Thursday, June 14, 2012

Photography After Photography? (A Provocation) Quote two from J Colberg's very important article

Even looking at Google Street View (GSV): Here we have something that is very different from what people in, let’s say, the 1970s had at their disposal. But all the work coming out of GSV essentially is just what people were doing before. Expect now it’s done on the computer, whether it’s creating your haha street photography, your bleak and utterly predictable view of the declining America, or whatever else. It’s all fine, but it doesn’t move photography forward one inch. It only looks new. But just because it looks different, because your haunted poor figures crossing some road in Detroit are pixelated doesn’t mean that there is a qualitative difference. It’s like the “new” soap that’s new because it says so on the box.

Photography has always enjoyed a fairly unique place in the creation of art. It uses mechanical, technological tools that can be quantified and measured.

There has always been a very close correlation between the tools and the art, and many photographers have chosen the relationship to the tools over the art that is delivered. From as far back as the early 30's you can find article after article on the sharpness of this lens or that lens, or how diluting Panadol to some crazy point would produce more highlights... and on and on.

No matter if the sharpness wasn't visible, or the slight increase of highlights wouldn't matter a bit on a shitty image.

In fact, there are a gazillion silver halide prints out there that suck the suck out of suck.

Now we have pretty much the same thing, but it all doesn't matter. iPhones and Androids, and P&S are all better than top end cameras from 8 years ago. While so many are still focused on the tools, the end product has become a mass produced pile of meaningless pixeldumps.

But the difference - and the challenge - is that no one cares.

Well, a few do... but most don't.

There are millions of photographers who aren't photographers but we have to call them photographers because we have no other 'pot' to put them in.

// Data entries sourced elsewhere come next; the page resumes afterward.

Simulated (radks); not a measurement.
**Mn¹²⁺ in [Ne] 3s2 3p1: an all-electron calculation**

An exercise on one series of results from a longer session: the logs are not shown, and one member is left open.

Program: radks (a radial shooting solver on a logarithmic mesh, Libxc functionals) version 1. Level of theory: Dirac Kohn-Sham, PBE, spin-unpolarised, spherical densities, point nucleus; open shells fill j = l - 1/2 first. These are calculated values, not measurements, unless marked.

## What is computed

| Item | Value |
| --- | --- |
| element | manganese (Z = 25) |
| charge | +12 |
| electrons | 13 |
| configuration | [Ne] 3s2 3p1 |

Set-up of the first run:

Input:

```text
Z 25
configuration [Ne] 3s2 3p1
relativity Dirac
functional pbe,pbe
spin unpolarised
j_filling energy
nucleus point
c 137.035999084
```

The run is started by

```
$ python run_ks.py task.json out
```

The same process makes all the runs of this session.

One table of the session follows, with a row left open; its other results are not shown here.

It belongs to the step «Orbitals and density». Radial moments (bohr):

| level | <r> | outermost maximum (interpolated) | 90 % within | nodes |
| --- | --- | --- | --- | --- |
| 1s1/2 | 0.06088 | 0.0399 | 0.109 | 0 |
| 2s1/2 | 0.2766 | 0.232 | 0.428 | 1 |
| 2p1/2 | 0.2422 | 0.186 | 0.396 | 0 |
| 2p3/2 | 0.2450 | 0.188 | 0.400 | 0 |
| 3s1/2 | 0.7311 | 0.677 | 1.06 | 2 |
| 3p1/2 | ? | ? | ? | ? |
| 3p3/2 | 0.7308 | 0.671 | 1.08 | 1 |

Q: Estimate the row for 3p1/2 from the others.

I am a photographer. My 15 yr old daughter makes a thousand photographs a month of her friends, and what she is eating, and where she is...

Is she a photographer?

Or a digital-capture-memory-saver?
Or a visual diarist?
Or a moment-freezer?

The reasons for her work are no where near mine. We use the same 'basic' tools to do what we do.

And we are now both photographers.

Or not.

The challenge of saving photography - which may be exactly what we are talking about here - could be a total re-orientation of what it means to be a photographer.

And with all due respect, soaking a traditional image in lake water may not be the thing. Traditional media at the base, forced application of something 'else' at the end... not really new. Just forced.